After hearing oral argument on this issue in February 2012, the Supreme Court ordered further briefing on the issue of extraterritoriality. Oral argument has been set for Monday, October 1, the first day of the Court's 2012 Term.
For this new round of briefing and argument, I wrote the Brief of Amici Curiae Comparative Law Scholars and French Supreme Court Justice in Support of Petitioners on the Issue of Extraterritorial Jurisdiction, which treats the issue from a comparative law perspective.
I was honored that two other Int Law Grrls, Mireille Delmas-Marty, emerita holder of the Chair of Comparative Law and Internationalization of Law at the Collège de France de Paris
The brief, available in full here, seeks to respond to a concern articulated by several justices at the February oral argument: namely, that the United States would be in violation of international law by allowing extraterritorial application to the ATS because it would be the only country to have recognized civil liability for grave human rights violations committed outside of the forum country.
The brief argues that universal criminal jurisdiction for jus cogens violations in civil-law nation-states is analogous to extraterritorial civil jurisdiction under the ATS.

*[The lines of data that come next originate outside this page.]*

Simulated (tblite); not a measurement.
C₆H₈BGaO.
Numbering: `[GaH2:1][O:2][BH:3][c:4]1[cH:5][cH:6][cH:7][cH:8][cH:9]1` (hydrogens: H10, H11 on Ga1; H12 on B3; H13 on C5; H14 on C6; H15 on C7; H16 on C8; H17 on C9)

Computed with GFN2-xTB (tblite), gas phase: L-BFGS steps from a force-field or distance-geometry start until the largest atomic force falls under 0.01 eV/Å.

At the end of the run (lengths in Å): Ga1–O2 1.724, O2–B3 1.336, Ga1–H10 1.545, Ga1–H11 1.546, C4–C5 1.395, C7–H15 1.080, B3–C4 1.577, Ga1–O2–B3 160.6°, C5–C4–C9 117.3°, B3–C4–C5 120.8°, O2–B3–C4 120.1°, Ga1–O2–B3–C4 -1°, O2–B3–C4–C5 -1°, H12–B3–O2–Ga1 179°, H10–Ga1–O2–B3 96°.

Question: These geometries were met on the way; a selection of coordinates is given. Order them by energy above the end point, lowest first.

Unwarranted similarities between “criminal” and “civil” law in both legal orders have been assumed erroneously, because both civil- and common-law systems have the same two classifications. They have significantly different meanings and functions in the different legal orders, however. Tort law in the United States is more similar in many ways to civilian criminal law than to civilian civil law:
► Civilian criminal law and United States civil law have comparable functions because of the roles of judges, prosecutors, and lawyers in the respective legal orders and societies, and because of the methods for victims to initiate legal actions in the criminal courts of civilian states, and in tort lawsuits in the United States.
Civilian judges specialize in either criminal or private law, with criminal-law judges in civilian States having a more didactic, public role than their private-law counterparts. Civilian prosecutors traditionally are nonpartisan, neutral figures. Criminal trials, which include those that arise under universal jurisdiction, are public, and organized around a concentrated, oral event. Tort trials in civilian states, on the other hand, often take place exclusively in writing, with no oral testimony, and giving the public no opportunity to witness them. Where victims in civilian states join criminal trials as civil parties, they benefit from the state’s resources and can be compensated financially. By contrast, in a tort suit, they would be barred from contingency fee arrangements and class action suits, so civil actions would not be an effective option for many.
► Conversely, the aspects of criminal trials in civilian states which render extraterritorial or universal criminal jurisdiction appropriate in those legal systems do exist in United States tort law: both are aired in public; both allow victims effective access to the court system; and both allow victims financial compensation.
Although civilian states traditionally have rejected prosecutorial discretion, they have tended to adopt it to varying degrees for universal jurisdiction cases in the interests of international harmony. Similarly, in ATS cases, the act of state doctrine and the Foreign Sovereign Immunities Act restrain undue ATS extraterritorial jurisdiction.